Criminal defence firm Tuckers Solicitors has insisted it is ‘duty bound’ to continue to represent a convicted killer who went on the run before his trial and sentencing.
Fugitive Jack Shepherd was sentenced to six years in prison for the manslaughter of Charlotte Brown, killed when his speedboat capsized on the River Thames in December 2015.
This week it was revealed that Shepherd will receive legal aid for an appeal against his conviction and sentence, despite his continued absence, after permission to appeal was granted by the Court of Appeal.
Media attention has focused on the 31-year-old’s legal representative Tuckers, which continues to act for the Londoner and which says it has received around £30,000 fees in connection with the trial.

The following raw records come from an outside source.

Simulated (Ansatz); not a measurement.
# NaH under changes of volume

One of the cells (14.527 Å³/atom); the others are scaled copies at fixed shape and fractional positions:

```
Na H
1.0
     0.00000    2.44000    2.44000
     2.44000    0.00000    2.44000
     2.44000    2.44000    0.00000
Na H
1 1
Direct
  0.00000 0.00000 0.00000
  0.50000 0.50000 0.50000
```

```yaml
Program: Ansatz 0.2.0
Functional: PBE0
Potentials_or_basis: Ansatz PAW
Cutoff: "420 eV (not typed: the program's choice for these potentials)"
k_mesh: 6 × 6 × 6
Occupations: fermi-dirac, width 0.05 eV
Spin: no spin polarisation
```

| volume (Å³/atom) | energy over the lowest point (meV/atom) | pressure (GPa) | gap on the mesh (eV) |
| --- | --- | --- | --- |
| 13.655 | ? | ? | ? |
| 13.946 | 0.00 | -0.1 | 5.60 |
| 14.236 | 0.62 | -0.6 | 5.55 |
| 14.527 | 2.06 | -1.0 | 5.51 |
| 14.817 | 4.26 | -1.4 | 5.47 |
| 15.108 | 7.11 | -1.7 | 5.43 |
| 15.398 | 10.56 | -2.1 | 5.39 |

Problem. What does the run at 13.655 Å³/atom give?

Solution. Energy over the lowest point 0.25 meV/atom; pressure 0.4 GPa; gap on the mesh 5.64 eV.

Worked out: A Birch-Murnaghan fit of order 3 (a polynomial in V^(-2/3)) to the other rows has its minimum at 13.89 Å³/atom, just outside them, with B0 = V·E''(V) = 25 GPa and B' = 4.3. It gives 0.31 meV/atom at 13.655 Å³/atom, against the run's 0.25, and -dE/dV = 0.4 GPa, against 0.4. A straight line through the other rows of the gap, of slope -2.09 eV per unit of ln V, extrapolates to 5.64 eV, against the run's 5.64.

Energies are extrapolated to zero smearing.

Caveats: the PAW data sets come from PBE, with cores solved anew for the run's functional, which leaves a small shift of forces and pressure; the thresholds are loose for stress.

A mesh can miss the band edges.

In a statement posted on the firm’s website, senior partner Richard Egan said he was not aware of Shepherd’s whereabouts but that it would be ‘negligent and in breach of professional duties’ if the firm opted not to proceed because of his absence. He noted that case law confirms that an absent defendant has the right to appeal against legal errors at a trial that took place without him.
‘We represent our clients without prejudice and to the best of our ability,’ said Egan. ‘That professionalism and duty does not go away because of the perceived morally dubious actions of any particular client (and in the context of a criminal lawyer that would be absurd).’
He explained that the Crown Prosecution Service was notified about Shepherd’s absence (along with the court and police) and had an option to either adjourn the trial or proceed in Shepherd’s absence.
Egan added: ‘They chose the latter and applied to the judge to proceed. The judge granted their application and the trial went ahead. The court were fully aware that we would act in his absence as we had a professional duty to do so. We are not professionally embarrassed because the client has not attended his hearing.’
Brown’s family have told of their shock at learning that Shepherd’s appeal will be heard, with her father Graham telling the Clacton Gazette the fugitive is ‘making a mockery of justice’.
In a statement, the Ministry of Justice has said: ‘It is a vital principle of our criminal justice system that a conviction can be appealed and it is only right that legal professionals are paid.’
Sir Christopher Chope MP, a member of the Commons home affairs committee, told the Telegraph: ‘If he [Shepherd] is seeking the help of the taxpayer to fund his defence, then he should be disclosing his whereabouts and surrendering to custody.’